A new study published in the Religion, Brain and Behavior Journal explored the idea that behavioral models displayed by religious parents are often what crafts their child’s future beliefs.
Joseph Langston, researcher at the Atheist Research Collaborative, shared that he was interested in this specific topic because his main focus of research is how and why people choose to become atheists.
“At the beginning of this project, the thought process was that perhaps a growing number of people are becoming non-believers because belief was not modeled to them in any appreciable or robust way during their upbringing,” Langston shared with PsyPost, but added that the end result of the study surprised him.
Researchers gathered over 5,000 atheists and asked them two questions: How old were they when they gave up on their religion, and how committed were their parents in their own faith? The study found that when parents choose to be sincere and dedicated in their beliefs in front of their children, the children later delay their decision to resort to atheism at a later age. But when parents are insincere and unfaithful, their offspring have a more difficult time believing their religion to hold truth.
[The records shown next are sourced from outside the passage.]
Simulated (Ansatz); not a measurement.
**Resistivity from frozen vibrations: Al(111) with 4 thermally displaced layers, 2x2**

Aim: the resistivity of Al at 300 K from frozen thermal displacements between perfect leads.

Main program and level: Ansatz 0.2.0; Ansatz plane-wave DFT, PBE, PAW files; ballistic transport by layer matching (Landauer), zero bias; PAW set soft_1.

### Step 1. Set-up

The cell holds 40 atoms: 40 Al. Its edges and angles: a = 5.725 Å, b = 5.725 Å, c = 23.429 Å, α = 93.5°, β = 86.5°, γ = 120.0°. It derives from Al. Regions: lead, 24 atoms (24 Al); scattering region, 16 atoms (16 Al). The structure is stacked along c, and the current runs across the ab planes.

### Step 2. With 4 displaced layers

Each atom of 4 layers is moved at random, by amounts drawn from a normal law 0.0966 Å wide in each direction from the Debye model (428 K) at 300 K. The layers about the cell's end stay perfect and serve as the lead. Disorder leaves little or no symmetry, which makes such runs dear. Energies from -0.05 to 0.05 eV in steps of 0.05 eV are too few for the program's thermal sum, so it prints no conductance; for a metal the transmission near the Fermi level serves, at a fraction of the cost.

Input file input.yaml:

Langston shares three main takeaways from this particular study: “First, the extent to which parents faithfully model their own religious beliefs to their children, works in tandem with other processes to produce unique trajectories of the timing at which one becomes an atheist: being allowed greater religious choice seems to drive the age of atheism down, but so do elevated levels of religious conflict.”
Second, people should remember that parents’ religious behavior is not always directly linked to their offspring’s decision to choose atheism.
And third, religious behavior and practices have a significant amount of influence on a child.